When my sister and I were growing up, we’d squeeze our dog, Reilly, so hard, because we loved him so much! And he was so cute! And furry, and cuddly! The squeezing to us felt like loving, just harder. Guess what? This particular dog, in opposition to his breed, hated us. We’d thought that the best way to express our love for him was squeezing love right out of him, but its actually not how he wanted us to play with him, which we learned by the numerous nips we received as children.
My favorite book of all time is by Antoine d Saint-Exupery, called The Little Prince. It’s a story of a boy who leaves his world in search of foreign lands, and learns the best things in the world are right at home. On his home planet, he has a flower, whom he loved very much, and keeps her tucked under a glass globe, to protect her from the elements. When he ventures to Earth, he discovers hundreds of flowers, exactly like his, flourishing in the open air!
“How are you living,” he sputters, so surprised, as his own flower is so delicate. “We’re flowers; we grow in the sun and rain and we live outside.” Perhaps his love for her kept her less than strong, as they’re a strong breed, flowers.
When I was little, I would catch lightening bugs by putting them into a jar. I would chase around with a jar, expecting them to continue to want to light up when they were encased in glass. I would rap on the glass and shake the jar, but for the life of me, I wouldn’t be able to get them to glow again. I haven’t chased lightening bugs in forever, but I’d imagine they’re just as delightful to enjoy while sitting in a chair and drinking sweet tea; I bet one would happily fly over to me, should I let it be.

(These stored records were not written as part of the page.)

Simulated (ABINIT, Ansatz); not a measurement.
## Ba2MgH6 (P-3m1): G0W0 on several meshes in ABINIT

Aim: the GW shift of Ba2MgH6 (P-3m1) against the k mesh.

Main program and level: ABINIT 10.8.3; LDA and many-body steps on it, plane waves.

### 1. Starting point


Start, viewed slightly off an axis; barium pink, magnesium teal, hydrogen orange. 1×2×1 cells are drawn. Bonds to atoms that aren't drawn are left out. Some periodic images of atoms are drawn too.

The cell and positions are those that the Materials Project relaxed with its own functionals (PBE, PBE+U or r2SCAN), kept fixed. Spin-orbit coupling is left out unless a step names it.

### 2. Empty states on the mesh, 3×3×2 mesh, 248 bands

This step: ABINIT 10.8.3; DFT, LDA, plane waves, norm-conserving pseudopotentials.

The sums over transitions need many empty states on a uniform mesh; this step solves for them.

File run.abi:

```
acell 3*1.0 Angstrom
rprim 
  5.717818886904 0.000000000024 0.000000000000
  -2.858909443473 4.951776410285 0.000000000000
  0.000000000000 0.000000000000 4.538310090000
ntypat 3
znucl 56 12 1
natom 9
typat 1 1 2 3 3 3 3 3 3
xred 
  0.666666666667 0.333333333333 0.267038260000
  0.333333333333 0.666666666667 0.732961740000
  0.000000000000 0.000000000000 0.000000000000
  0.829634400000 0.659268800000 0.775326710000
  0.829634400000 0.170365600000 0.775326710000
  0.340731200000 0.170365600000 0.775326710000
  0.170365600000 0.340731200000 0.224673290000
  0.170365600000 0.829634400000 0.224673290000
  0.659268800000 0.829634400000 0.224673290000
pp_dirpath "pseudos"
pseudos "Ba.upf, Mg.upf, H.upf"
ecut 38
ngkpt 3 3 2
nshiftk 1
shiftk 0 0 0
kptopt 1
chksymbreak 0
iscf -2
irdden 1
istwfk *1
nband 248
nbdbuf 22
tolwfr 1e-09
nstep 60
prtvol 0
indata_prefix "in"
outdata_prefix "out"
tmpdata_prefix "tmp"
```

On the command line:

In ‘Under the Tuscan Sun’, the lead protagonist in the story is recalling a time when she was a small child, and she’d spend all day in a field, searching for lady bugs. She’d search and search, but it was fruitless. Then, one day, tuckered out from walking up and down the garden rows for hours, she falls asleep! When she wakes up, there were ladybugs all over her. ‘Happiness comes when you least expect it’, it’s interesting; it’s also a way to deal with life’s low points.
What about oxygen?! So necessary to some things; so devastating to others; like that, sometimes, we’re in need of a little air, like the times we’re expecting something and it doesn’t work out, letting loose and shaking it off, stepping into a garden patch for a minute, and admiring the shrubs can help loosen the ties of the weary world.
Flame flickers when wind blows over it; it struggles, but can withstand the blow. However, if you cover that same flame with a glass, it fails to flicker, and dies with lack of oxygen but, you can let the light in without suffocating it.
Couldn’t we see ourselves in these flames, or flowers, or the girl, hunting for ladybugs, or the girls, loving a dog a little too tight? In the case of the Little Prince, the boy’s flower needed someone to take care of her, because that’s how she felt love, but really, he admired the strength of the roses in the field, so strongly persevering in all elements. Love isn’t weak, it gets stronger as we give it space, to grow, to learn, to challenge itself to stand on its own. Parents have to learn to let children cry, pet owners to let their goldens play well with others, and moms to wean the child from their breast.
Sacred space is sacred for a reason. Whenever you’re unsure of how to hold onto something, let it go, and allow it to come back to you in another, more magical, way. When we allow oxygen to occupy the space we’ve worked so hard to free up, we’re brighter, more consumed with a combination of elements, and not feeling suffocated, or insecure.
It’s weird how you can feel space and love; it’s magical, an emotional burden lifted, or vacancies that slowly let in new growth. A disposition sunnier, eyes made happier, trees grow taller; basic elemental progress, it keeps timing flowing and crisp leaves falling and ice cubes melting, things happen but we do, too. We’ll probably always have to let something, or someone, go in order to make something new, and greater, come into its place; kinda peachy, right?
(Just please forget that I very much sweetly wear my heart on my sleeve, sometimes I cry when I’m happy, but more often than not, my doctrine is friendship, loyalty, and love.)